Monday, March 9, 2015

WRITING QUOTE - March 9, 2015

"You might not write well every day, but you can always edit a bad page. You can't edit a blank page."

- Jodie Picoult -

I believe all writers have doubt to a certain extent, some worse than others. Some will be so immobilized by their doubt they will not finish a piece or let anyone read a piece they do finish. Others will push through their doubt, a day at a time, to give it their best shot, whether the ending is of their liking--the ending being the result of their hard work--was it published or not? And, truly, the most important question of all, or the most desired outcome, did anyone read it?

I used to be the immobilized-writer and then I changed to the push-through-it-writer, though I'm not sure it's gotten easier to deal with the committee in my head that tells me I need to give up. I think I've just decided not to let them decide my life for me. And staying out of the outcome of my writing is extremely helpful. It truly is none of my business, since I'm not there yet to add any input--all undecided outcomes happen to live in the future.

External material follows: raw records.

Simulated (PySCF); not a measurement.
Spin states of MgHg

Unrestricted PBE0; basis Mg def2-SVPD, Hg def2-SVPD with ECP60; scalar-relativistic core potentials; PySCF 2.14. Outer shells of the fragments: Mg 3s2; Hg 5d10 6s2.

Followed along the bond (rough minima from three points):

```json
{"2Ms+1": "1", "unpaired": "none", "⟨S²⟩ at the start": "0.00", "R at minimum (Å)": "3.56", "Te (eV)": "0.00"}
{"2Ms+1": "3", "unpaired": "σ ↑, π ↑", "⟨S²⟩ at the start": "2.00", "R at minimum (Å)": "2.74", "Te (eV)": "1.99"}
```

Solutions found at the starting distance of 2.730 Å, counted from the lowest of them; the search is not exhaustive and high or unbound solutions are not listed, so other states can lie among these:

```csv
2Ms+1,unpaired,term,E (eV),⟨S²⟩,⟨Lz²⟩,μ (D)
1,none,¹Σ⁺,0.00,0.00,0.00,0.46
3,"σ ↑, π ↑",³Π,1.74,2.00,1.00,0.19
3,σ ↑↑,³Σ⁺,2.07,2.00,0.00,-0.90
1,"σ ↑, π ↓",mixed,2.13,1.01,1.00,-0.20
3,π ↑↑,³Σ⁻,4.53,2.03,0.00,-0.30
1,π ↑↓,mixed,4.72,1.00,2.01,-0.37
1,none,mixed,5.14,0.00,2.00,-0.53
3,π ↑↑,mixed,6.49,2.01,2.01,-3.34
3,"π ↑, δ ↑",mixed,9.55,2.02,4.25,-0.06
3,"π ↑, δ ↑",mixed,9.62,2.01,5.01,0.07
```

Where I am at is with my writing. The day in and day out process of sitting and writing, whether the committee is in agreement with my intentions for the day or not. The committee is not too loud today, dulled maybe, but they whisper, and I have to remind myself they know nothing more of my future than I do. Why listen to them? 

Hence, the quote. Writing is not a magical transcription of the story in my mind, not in the sense of transcribing the pure essence of the story in one draft. Writing is a showing up, sitting down, and working process. 

Writing is reading books, not watching television and surfing Facebook because there's nothing better to do. Writing is taking pen in hand and putting ink to paper, regardless if it is magical on the first draft or not. Writing is sifting through all kinds of writing blogs, websites, and books to find the ones that actually are inspiring to keep me writing, because I do need to relate to other writers, commiserate if you will. Writing is a singular journey of going within, battling the dragons and wizards inside that block the stories path to freedom, ultimately, to the page.

And writing is more than even all that. Each individual writer has their own tale, their own way of getting where they need to be.

Writing begins with a blank page, but it definitely can't end with one. There is no editing a blank page, and we all know what writing entails--revise, revise, revise.